Banking & Financial Services

Anti-Money Laundering

The Luxembourg legal framework relating to AML/CTF has been substantially reshaped during 2018 with the implementation into Luxembourg law of Directive (EU) 2015/849 on the prevention of the use of the financial system for the purposes of money laundering or terrorist financing (4th AML Directive). Such implementation is about to be achieved and has been divided into the following seven pieces of legislation:

  • the law of 23 December 2016 relating to the tax reform which introduced enhanced tax fraud and tax swindle as a new predicate offence to money laundering,
  • the law of 13 February 2018 which has substantially amended the law of 12 November 2004 on AML/CTF (Read more...),
  • the law of 1 August 2018 on the access to AML/CTF related information by the national tax authorities,
  • the law of 10 August 2018 on information to be obtained and retained by fiduciary agents (Read more...),
  • the law of 10 August 2018 on the organisation and cooperation of the Financial Intelligence Unit,
  • bill of law 7216B on the register of beneficial ownership in fiduciary arrangements (still under discussion), and
  • bill of law 7217 on the register of beneficial ownership of Luxembourg legal entities arrangements (still under discussion) Read more...

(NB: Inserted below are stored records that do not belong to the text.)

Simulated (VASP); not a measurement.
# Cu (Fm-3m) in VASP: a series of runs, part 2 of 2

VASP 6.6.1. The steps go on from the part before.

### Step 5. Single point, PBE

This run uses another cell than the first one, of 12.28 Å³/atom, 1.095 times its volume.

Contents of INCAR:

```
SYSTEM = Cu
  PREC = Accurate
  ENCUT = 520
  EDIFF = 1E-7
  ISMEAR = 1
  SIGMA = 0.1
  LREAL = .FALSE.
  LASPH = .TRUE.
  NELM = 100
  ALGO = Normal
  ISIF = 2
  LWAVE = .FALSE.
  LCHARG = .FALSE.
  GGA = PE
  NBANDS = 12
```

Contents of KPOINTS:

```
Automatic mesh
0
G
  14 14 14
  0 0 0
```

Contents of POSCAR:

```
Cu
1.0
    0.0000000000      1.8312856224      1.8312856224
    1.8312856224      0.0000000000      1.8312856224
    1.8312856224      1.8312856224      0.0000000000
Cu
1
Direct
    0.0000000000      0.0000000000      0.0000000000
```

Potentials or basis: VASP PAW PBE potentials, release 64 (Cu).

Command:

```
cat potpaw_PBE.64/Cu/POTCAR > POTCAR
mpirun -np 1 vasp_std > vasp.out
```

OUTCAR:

In addition, amendments are expected to be made to CSSF Regulation 12-02 and to the Grand-Ducal regulation of 1 February 2010 in the months to come.

This new legislation is further completed by the risk factor guidelines issued by the ESAs (ESMA, EIOPA and EBA). These guidelines were adopted in Luxembourg via CSSF Circular 17/661 and entered into force on 26 June 2018. In this context the EU Commission also adopted a Delegated Regulation on high risk third countries which has already been amended.

The ESAs Joint Committee has also issued an opinion on the use of innovative solutions in the customer due diligence process as regards the remote verification of customers' identities entailing new risks regarding AML/CTF.

It is worth highlighting that the 4th AML Directive was recently amended by Directive (EU) 2018/843 (5th AML Directive), which must be implemented by Member States before 10 January 2020. The changes introduced by the 5th AML Directive to the registers of beneficial owners have already been, at least partially, reflected in bill of law 7217. Read more...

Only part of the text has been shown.